Is it legal? A Question of Culture - Deputy Governor Ed Sibley
14 November 2017
Speech
Speaking at the Eversheds
Sutherland Conference - "Leadership and
Culture Change in Financial Services"
Introduction1
Good
morning, ladies and gentlemen. I am delighted to be here this morning to speak
at this well-timed and highly relevant event.
There
has been much discussion on culture in Irish financial services in recent
months, particularly, but not exclusively, with reference to the Irish retail
banks.
I
spoke at an event recently2 during which I highlighted the breakdown in public trust and confidence in banking,
and the need for meaningful cultural change to repair and restore trust. I
will expand further on this issue today as it extends beyond banking, and will
also cover the work of the Central Bank with regard to behaviour and culture
and the connected topic of diversity.
The importance of
culture
Culture
is a somewhat nebulous concept, and much more difficult to define and measure
than profitability, pricing, compliance with regulatory requirements, such as
minimum capital requirements, liquidity coverage ratios, and so on. But, that does not make it any less important
- as the saying goes, it eats strategy
for breakfast3.
The Financial
Stability Board defines culture as an "institution’s
norms, attitudes and behaviours related to risk awareness, risk taking and risk
management, or the institution’s risk culture."4 Or to put in another way, an organisation's culture is formed by the
assumptions, values, expectations and beliefs, which drive behaviours of staff.
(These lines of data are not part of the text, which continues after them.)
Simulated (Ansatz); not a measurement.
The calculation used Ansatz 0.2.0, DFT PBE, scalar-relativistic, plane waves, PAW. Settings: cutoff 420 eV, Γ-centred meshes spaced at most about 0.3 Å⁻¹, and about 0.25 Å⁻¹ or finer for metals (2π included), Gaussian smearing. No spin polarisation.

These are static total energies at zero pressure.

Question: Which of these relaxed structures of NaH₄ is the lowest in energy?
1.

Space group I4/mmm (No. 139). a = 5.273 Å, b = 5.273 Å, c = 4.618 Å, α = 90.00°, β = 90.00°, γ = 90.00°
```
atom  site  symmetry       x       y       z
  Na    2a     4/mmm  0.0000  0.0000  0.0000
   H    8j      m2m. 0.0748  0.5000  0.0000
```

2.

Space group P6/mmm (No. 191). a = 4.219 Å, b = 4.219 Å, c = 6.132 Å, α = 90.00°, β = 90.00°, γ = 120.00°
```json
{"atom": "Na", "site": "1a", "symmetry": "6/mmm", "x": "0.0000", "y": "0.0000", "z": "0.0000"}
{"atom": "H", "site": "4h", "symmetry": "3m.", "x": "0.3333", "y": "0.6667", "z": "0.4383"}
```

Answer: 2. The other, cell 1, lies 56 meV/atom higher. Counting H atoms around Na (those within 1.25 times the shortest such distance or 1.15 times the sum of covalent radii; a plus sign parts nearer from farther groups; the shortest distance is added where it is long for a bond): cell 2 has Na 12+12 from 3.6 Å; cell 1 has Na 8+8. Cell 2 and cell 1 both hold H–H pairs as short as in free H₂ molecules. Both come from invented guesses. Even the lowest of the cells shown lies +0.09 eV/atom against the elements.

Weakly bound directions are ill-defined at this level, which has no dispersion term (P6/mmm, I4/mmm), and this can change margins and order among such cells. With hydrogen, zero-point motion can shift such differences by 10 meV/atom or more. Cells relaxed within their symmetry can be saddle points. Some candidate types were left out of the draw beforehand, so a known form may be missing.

When we talk about culture, what we are really talking about is behaviour.
Culture
therefore drives the values and beliefs that govern how individuals treat
others, perform their tasks, take decisions, assess risk, and perhaps most
importantly, do the right thing to ensure they operate in a safe and sound
manner. It is the foundation upon which effective governance is built and is
critical to firms’ long-term prosperity. Importantly, experience5
shows that behaviour has a predictive value with respect to firms’ future
stability.
It is
clear, therefore, that regulated firms’ behaviours and cultures are within the
purview of regulators, both from a prudential and a conduct perspective6.
While
culture may be somewhat nebulous, the impacts of cultural problems are not. The list of scandals affecting both the
treatment of customers and the financial strength of firms is long and
inglorious. These are not limited to
financial services, as we can see from politics, and the entertainment,
telecoms, airline industries and so on, but pension misselling, payment
protection insurance misselling, LIBOR rigging, ‘rogue’ trading, and so on, and
most recently tracker mortgages have had a corrosive effect on trust in
financial services. As has, obviously, the catalogue of failures that led to
the financial crisis, the effects of which are still very much with us today.
It is
clear that there were multiple failures and multiple individual and collective
decisions leading up to the financial crisis, for example, collective
groupthink, business model and strategy failures, governance and control
issues, financial misconduct, excessive optimism, regulatory failures,
political interference and so on. There
are behavioural and cultural linkages across all of these failures.
The
behaviours and underlying cultures within financial services firms were wholly inappropriate. Short termism was incentivised, particularly
with respect to shareholder returns.
Effective internal challenge of the prevailing views was not.
Decisions
were made in the short-term interest of the shareholder (or at least
management’s interpretation of it), and whether decisions were legal, with too
little consideration of whether they were ethical or in the interests of the
customer. Ironically, this behaviour has
been massively destructive for long-term shareholder value, as well as
customers, and financial stability.
Unfortunately,
as the tracker mortgage scandal has amply demonstrated, this ‘is it legal?’ attitude still pervades in
too many institutions. On this specific
point, the Central Bank is under no illusion that continued and concerted
pressure is required to ensure all affected customers receive redress and
compensation and banks comply with our findings. I expect all the main banks will be subject
to Central Bank enforcement investigations. As part of these investigations,
interviews with relevant individuals have been and will be conducted, and large
volumes of documentation have been and will continue to be gathered and
reviewed.
Moreover,
I expect the boards, the individuals on the boards and the executives to be
accountable and to be held to account for not only the initial decisions which
started the consumer detriment, but the persistent and ongoing behaviours and decisions
that magnified this harm over an extended period. As well as answering to the Central Bank, I
would expect them collectively and individually to be taking a long hard look
in the mirror, and as pre-approved control function holders to be actively
considering their responsibilities regarding disclosure and whistleblowing.
In
more general terms, as the reputation of financial services firms has been
damaged there is a tendency for a greater degree of commoditisation of
services, products and product providers.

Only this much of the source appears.